In the not too distant past, link building was a relatively easy thing to do. In the same way that you could get web pages to rank well by keyword stuffing, you could also strengthen your site’s link profile by submitting it to every web directory that you came across. Sometimes, it didn’t even matter what the directory was affiliated with. As long as you had a link back to your site, you were in a great spot.
Flash forward to today’s internet, and there’s a much different story playing out. Search engines like Google prefer quality over quantity and reward sites that follow this lead. So, what constitutes a quality link and what makes a link not worth the submission time? Let’s take a look…
Over the past couple of years, Google updates have more or less nuked the various spam directories out there. Long gone are the days of submitting URLs in bulk, and so too are the benefits of those bulk submissions. The directories that have managed to survive managed to do so because they provided something of value for web searchers.
For example, a website like Avvo tends to rank well because it pulls information from state bar associations in order to create profiles on behalf of licensed attorneys. Of course, it’s then up to the attorneys to claim and update their profiles, but that’s a different conversation altogether. Regardless, Avvo gets its information from extremely credible sources and search engines recognize that.

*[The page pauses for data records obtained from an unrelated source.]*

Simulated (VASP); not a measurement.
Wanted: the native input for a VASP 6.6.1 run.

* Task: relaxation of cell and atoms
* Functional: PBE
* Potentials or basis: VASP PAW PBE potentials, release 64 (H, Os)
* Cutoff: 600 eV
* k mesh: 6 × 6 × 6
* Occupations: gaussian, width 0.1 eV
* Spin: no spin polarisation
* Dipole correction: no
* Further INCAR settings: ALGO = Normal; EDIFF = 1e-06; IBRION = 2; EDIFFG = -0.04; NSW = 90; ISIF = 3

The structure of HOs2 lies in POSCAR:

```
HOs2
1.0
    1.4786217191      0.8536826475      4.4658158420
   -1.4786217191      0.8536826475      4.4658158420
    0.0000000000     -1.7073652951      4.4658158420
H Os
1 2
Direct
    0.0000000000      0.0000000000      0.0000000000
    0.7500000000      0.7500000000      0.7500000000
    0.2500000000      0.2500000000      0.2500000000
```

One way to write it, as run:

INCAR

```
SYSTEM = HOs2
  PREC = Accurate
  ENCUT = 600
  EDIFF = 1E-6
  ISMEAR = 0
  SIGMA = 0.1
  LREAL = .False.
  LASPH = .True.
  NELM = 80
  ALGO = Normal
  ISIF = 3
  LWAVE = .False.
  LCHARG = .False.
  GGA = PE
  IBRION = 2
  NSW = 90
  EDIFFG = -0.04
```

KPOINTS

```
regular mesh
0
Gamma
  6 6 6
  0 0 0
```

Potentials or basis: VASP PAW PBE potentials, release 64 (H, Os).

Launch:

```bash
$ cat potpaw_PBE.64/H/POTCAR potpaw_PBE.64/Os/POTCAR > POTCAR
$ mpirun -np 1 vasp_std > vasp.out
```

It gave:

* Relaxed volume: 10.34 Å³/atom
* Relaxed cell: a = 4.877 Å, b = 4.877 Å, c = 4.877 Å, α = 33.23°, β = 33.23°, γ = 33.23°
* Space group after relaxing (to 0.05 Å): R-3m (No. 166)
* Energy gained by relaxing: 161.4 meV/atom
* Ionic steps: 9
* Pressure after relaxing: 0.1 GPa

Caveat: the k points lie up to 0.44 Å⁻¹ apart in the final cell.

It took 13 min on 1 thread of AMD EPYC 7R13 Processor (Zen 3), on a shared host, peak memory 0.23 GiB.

Other directory sites pull their information from site aggregators (Acxiom, Localeze, Infogroup, and Factual being the major players). These aggregator sites have very strict criteria for how a company is able to get listed and even what edits the company is allowed to make. In all cases, these sites use several verification methods to determine whether or not the entity attempting to make edits to a listing is even affiliated with the company in question. For example, it may be necessary to submit copies of business licenses (with official company names) to the aggregator site before any sort of edits are allowed to be made. All in all, there’s so much red tape to cut through with these sites that it leaves little room for spammers to operate, thus why aggregator sites and the directories they supply are so trusted by major search engines.
Link exchange is another old method that no longer favors websites in need of a quick rankings boost. In this scenario, one website would reach out to another website, and the two sites would link back to each other’s respective sites. Because the links themselves were all that really mattered, sites that often had nothing to do with each other started linking to each other in order to scam search engines. Nowadays, links that don’t appear to be naturally/rightfully obtained are ignored, and websites that employ such tactics are often penalized (that’s what Google’s Penguin update was all about).
So, how do you get links to higher value sites these days? Simple – have awesome content that people want to link to because it’s informative. Put the time in to create content that is not only informative and easy to read, but clearly shows that you’re an authority in your respective field. This is the type of content that higher authority sites WANT to link to and that Google ultimately rewards.
If your law firm is involved in the community, it may be possible to get links from local news sources, and Google LOVES seeing this as well. It reinforces the fact that your law firm is a local business, and can have positive repercussions on both your local search presence as well.
All in all, Google wants to reward real businesses with higher search rankings, both organically and locally. This means that companies looking for a quick jump in search results via linking are about five years too late to the party. Quick and easy has been replaced with hard work and perseverance, and to go about building your online search presence in any other fashion will not only lead to lower rankings, but it may lead to site penalties as well.